GRESHAM, Oreg. (KOIN) — One of the largest non-profits in Oregon, Albertina Kerr, invites you to a virtual groundbreaking for its new affordable housing project in Gresham.
The event will be live-streamed on Wednesday at 11 a.m. Watch it online here.
For years, the organization has cared for Oregonians with mental health challenges and intellectual and developmental disabilities (I/DD.) Now, they’re helping put a roof over the heads of their own employees and other community caregivers, as well as adults experiencing I/DD.
Kerr’s Workforce and Inclusive Housing Project will go up along the northwest corner of Albertina Kerr’s Gresham campus off of 162nd Avenue between Halsey and Glisan streets. The site will offer 150 low-cost units — ranging from studios to 3-bedroom apartments — including 30 universally accessible units reserved for adults with I/DD.
“We’re using the latest technology and construction means to be able to help people who experience a disability be more independent,” CEO Jeff Carr said. “We’ll have in the kitchen upper cabinets that are on hydraulics, that you can push a button on the counter height. So if you’re in a wheelchair… they’ll come out and come down.”
Carr says the idea for the project came about in 2016 after he found out that an employee was homeless living in a tent with her five kids.
“I soon found out she was not the only one, that we had some employees that were couch surfing, that were living in their cars, and it became clear to me that we had a problem — not just at Albertina Kerr, but a lot of the folks in these direct care jobs.. that care for vulnerable citizens.” Carr said.. “[They] were having trouble trying to find stable, affordable housing.”
Despite raising his employee’s wages, Carrs says the rising cost of living in Oregon and lack of affordable housing still makes it difficult for many to find a place to live. So, he decided to do something about it.
Now in the construction phase, Kerr’s new affordable housing project will soon be open to all direct care workers with qualifying incomes.
“No one who is willing to do this kind of Mother Teresa type work should have to live in a car, tent, or any place like that. They should have a decent place to live that’s affordable, that’s safe, that’s comfortable,” Carr said. “I just really hope that this isn’t the last, but the first of many — and hopefully our project inspires others.”

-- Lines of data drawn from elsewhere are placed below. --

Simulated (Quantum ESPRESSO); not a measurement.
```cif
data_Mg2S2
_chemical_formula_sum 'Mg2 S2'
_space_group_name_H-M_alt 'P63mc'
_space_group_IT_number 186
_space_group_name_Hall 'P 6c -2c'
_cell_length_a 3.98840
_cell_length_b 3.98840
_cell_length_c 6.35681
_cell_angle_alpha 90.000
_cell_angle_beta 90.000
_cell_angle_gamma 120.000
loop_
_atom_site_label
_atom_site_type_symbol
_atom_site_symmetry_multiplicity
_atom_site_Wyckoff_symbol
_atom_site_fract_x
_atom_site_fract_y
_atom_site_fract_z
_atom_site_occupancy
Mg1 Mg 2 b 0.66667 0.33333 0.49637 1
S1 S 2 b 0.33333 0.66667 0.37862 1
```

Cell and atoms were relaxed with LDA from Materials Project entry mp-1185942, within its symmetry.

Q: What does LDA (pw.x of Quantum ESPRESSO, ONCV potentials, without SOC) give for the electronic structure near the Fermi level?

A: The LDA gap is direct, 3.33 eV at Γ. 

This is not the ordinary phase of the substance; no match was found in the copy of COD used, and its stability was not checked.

According to Albertina Kerr, the development will also be the largest net-zero affordable housing project in the Pacific Northwest — meaning the entire building will be powered by solar energy.
“[Tenants will] pay no utilities, no sewer, no water, and electricity…. and then we’re going to provide high-speed Wi-Fi,” Carr added.
The total cost of the project is about 45.9 million and is funded by investors, bonds, grants, and donors, according to Carr. Housing is expected to be available in Spring 2022 for eligible community members.